I was not well-prepared, but I hope you will after reading this article.
A few years ago, I had an opportunity to work with an exciting startup in Vietnam. Since I like the idea and the people on the team so bad, when I knew my design rate was too high for them, I suggested I would design their entire products in exchange for 2% of the shares company (not diluted).
But they rejected my offer!
At that time, I thought that my offer was a suitable solution to build a cooperative relationship. So I felt a bit down when that startup team rejected, but I never asked them why they made such a decision. Now looking back, I understood the reason behind that rejection: I was not ready to become a founding member for a startup.
After taking a lot of time to dig deep, then becoming a co-founder of another startup, I figured out 5 things that can help you prepare well when faced with an early-stage startup joining offer.
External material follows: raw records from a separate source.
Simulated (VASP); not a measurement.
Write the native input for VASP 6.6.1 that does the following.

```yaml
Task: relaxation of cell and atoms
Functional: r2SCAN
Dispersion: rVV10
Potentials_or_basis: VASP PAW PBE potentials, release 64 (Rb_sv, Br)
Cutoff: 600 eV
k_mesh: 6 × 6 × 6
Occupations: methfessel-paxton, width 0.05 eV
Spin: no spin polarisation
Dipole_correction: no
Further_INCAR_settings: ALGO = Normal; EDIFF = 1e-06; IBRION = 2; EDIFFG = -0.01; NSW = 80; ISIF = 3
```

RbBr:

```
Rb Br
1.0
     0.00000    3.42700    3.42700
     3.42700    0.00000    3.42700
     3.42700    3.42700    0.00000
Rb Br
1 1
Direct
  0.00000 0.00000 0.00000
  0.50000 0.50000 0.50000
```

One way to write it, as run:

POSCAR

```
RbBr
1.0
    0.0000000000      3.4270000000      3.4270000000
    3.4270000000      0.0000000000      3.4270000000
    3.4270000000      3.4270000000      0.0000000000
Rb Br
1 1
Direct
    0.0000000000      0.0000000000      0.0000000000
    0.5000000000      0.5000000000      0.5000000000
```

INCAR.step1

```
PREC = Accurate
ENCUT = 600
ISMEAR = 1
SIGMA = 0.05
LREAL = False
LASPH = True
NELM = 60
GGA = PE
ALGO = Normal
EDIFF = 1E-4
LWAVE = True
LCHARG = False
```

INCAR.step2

1. Make an official agreement, not just a promise
You probably already know the Big Five (Google, Amazon, Facebook, Apple, and Microsoft) and other tech giants that started from a small garage. When beginning to work at a startup, founding team members often work on mutual promises and trust. If you agree to join at this stage, you can ask them to send a confirmation of the shares via email. When the company is officially established, or invested, you should sign a contract with clear terms.
2. Determine the equity rate
Determining the equity rate is also a sensitive and challenging thing. If you don’t know how to define a suitable amount, you can begin with your salary first. Let’s see how to convert salary to equity rate in 3 steps:
- Step 1: Suppose that your desired yearly salary is $100K, with a growth rate of 10% per year, and the commitment period is 4 years. So the total salary of 4 years is $464K.
- Step 2: You accept that you will only receive $100K for 4 years, and invest $364K in the company.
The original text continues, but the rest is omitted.